What distrust from your boss looks like

One of the key signs that a manager lacks trust in their employee(s) is that old favourite, micromanagement. They might go over all your work with an unnecessarily fine-toothed comb, or float around your workstation as though they’re just waiting for you to do something stupid. Micromanagement is not an effective way to handle employees, so why does it happen?

The truth is that nobody goes into a leadership role planning to micromanage their team. Very few would admit, even self-critically, to doing it. While the behaviour can stem from having to deal with a difficult employee, it is also often the result of anxiety on the part of the manager, especially if they have people above them judging their performance. A team’s output reflects heavily on its leader, after all. For others, it’s an extension of their desire to be in charge. 48% of bosses prefer to be seen as experts in their field, and 41% of workplace leaders taking part in an online survey described themselves as having a ‘very strong desire for power.’

The effects of workplace distrust

Put simply, a lack of trust comes right out of your bottom line. People who trust each other will make more money together than those who don’t. This has been shown time and time again, such as in research published in The Economic Journal under the title ‘Trust and Growth’. A paper by researchers from Harvard and other universities corroborated this on a more societal level, finding that societies with low levels of trust were more likely to make decisions leading to lower levels of economic growth.

Paul J. Zak, one of the researchers from the Trust and Growth study, went on to publish an article in Harvard Business Review entitled, “The Neuroscience of Trust,” discussing the importance of trust in the workplace:

‘Employees in high-trust organizations are more productive, have more energy at work, collaborate better with their colleagues, and stay with their employers longer than people working at low-trust companies. They also suffer less chronic stress and are happier with their lives, and these factors fuel stronger performance.’

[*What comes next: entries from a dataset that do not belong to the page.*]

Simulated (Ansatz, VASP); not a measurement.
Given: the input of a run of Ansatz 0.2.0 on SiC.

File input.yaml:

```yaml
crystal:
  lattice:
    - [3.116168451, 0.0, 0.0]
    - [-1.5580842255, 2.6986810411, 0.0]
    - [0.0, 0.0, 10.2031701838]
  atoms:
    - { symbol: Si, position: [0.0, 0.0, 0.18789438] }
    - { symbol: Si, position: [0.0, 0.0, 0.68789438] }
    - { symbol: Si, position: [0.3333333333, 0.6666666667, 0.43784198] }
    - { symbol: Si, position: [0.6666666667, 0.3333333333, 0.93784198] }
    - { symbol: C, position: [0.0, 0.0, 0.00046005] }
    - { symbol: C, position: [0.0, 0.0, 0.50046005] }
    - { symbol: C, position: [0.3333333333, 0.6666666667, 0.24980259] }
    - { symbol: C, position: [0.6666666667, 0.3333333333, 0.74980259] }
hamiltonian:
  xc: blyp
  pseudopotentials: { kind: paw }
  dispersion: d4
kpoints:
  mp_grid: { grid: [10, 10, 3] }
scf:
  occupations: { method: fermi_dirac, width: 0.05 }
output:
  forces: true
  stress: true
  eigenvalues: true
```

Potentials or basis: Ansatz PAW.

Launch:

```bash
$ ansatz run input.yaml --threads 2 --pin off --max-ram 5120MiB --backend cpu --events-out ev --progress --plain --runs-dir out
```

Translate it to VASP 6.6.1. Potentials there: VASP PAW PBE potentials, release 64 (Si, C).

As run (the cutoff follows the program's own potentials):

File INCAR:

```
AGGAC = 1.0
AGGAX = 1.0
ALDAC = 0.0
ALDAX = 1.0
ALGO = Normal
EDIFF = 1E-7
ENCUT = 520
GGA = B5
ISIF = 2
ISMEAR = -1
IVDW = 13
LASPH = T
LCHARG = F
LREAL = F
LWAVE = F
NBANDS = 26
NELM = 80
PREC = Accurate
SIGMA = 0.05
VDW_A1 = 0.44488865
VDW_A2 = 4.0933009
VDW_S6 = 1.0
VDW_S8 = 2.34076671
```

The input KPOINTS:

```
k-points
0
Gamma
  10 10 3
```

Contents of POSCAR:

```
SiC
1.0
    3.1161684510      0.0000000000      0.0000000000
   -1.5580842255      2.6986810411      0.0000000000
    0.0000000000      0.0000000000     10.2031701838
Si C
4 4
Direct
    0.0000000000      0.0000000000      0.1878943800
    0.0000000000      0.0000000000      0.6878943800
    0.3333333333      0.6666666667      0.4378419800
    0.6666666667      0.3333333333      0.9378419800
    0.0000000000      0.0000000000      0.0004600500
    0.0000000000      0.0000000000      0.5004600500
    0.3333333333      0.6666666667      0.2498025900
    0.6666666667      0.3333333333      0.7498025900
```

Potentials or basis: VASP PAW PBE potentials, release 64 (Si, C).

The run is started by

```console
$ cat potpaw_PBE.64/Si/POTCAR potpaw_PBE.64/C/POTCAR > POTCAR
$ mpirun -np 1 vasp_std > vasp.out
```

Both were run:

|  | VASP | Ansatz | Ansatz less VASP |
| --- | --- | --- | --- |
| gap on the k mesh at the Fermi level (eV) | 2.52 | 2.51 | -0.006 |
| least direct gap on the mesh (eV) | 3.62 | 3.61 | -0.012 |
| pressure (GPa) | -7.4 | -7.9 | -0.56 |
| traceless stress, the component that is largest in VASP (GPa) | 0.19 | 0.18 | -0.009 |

Remote working relies on trust between mangers and their employees.
Remote and flexible work are huge benefits to many companies and their staff, but without trust it may not be a viable option.

According to Zak, this was the statistical breakdown of his findings: Compared with people at low-trust companies, people at high-trust companies reported 74% less stress, 106% more energy at work, 50% higher productivity, 13% fewer sick days, 76% more engagement, 29% more satisfaction with their lives, and 40% less burnout.

Stress is one of the most prevalent issues in the workplace today, both for executives and employees. And if the employer doesn’t trust their staff, it follows that they will struggle to gain loyalty from their team. So if distrust is such a huge factor in productivity, how can we tackle it?

Overcoming distrust

Trust issues in the workplace aren’t new, but tackling them requires modern solutions. We can’t stress enough how important healthy communication is. The only way to get to the root of these issues is to talk to the employee in question. Employees who feel their manager cares about them are more likely to express loyalty to them and the company, and loyal people are more productive. So by addressing an individual’s issues, executives stand to strengthen an employee’s connection to the company and deal with their own concerns at the same time. But executives running large companies hardly have the time to go through each cubicle, sitting down with everyone in turn. Not to mention that everyone hates annual performance reviews.

So a streamlined, digitised review process could be incredibly useful in fostering a trusting work environment. Using Weekly10 as an example, weekly check-ins take only a few minutes and are highly customisable. This has the dual benefit of making the employee feel like they matter while enabling our managers to keep an eye on their staff using Objectives and Key Results (OKRs), make concise and relevant feedback and do it all without aggressively micromanaging their team.